Original article date: 20/03/2018


Misidentification led to 22 percent of hunting-related deaths in the last 10 years, so police and the Mountain Safety Council are warning hunters to be wary as they head out into the bush later this month.

The deer-hunting season, or "roar", starts on March 25, with hunters to go out to new or favourite spots across New Zealand.

Statistics from 2007-2016 show that 45 percent of hunting fatalities involved a firearm, with 22 percent of all deaths coming from hunters not properly identifying their prey and shooting another hunter.

About 195,000 people take part in hunting in New Zealand annually, with the majority of injuries, deaths and search and rescue operations taking place in the central North Island.

On average, 1030 people are injured while hunting in New Zealand each year - 47 people were killed hunting between 2007 and 2016, 22 of which involved a firearm.

Acting Superintendent Mike McIlraith says the responsibility is always on the shooter to positively identify their target.

"The consequences of failing to fully identify a target beyond all doubt are immediate, tragic and catastrophic," he said.

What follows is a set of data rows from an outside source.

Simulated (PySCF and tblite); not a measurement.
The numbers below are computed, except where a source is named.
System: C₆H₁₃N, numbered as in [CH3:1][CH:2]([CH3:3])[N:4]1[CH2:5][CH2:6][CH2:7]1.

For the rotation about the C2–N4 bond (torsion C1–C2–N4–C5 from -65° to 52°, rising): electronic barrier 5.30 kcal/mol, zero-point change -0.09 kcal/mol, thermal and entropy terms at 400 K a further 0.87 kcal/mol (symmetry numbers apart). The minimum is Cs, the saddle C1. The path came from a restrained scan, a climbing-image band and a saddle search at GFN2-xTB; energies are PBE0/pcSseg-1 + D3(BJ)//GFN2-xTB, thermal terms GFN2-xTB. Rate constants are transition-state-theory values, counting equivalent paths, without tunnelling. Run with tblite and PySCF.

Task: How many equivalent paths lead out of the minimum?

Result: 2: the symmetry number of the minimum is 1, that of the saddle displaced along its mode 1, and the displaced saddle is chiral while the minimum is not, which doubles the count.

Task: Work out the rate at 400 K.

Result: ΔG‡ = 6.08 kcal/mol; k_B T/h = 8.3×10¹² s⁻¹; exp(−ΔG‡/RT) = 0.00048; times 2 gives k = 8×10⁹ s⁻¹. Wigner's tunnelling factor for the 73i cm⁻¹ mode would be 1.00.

The Mountain Safety Council's insights into hunting season shows that 92 percent of misidentified target incidents occur when the individuals involved are less than 75 metres apart.

Acting Supt McIlraith said anyone planning to use a firearm is required to have a valid firearms licence and comply with the New Zealand Arms Code.

"If you do not have a licence you must be with someone who does, and they in turn must supervise the unlicensed person closely.

"It's also important to take care in the outdoors - watch your footing, know your limits, and look out for each other.

"Plan your trip, tell someone your plans, and take sufficient supplies, including a personal locator beacon."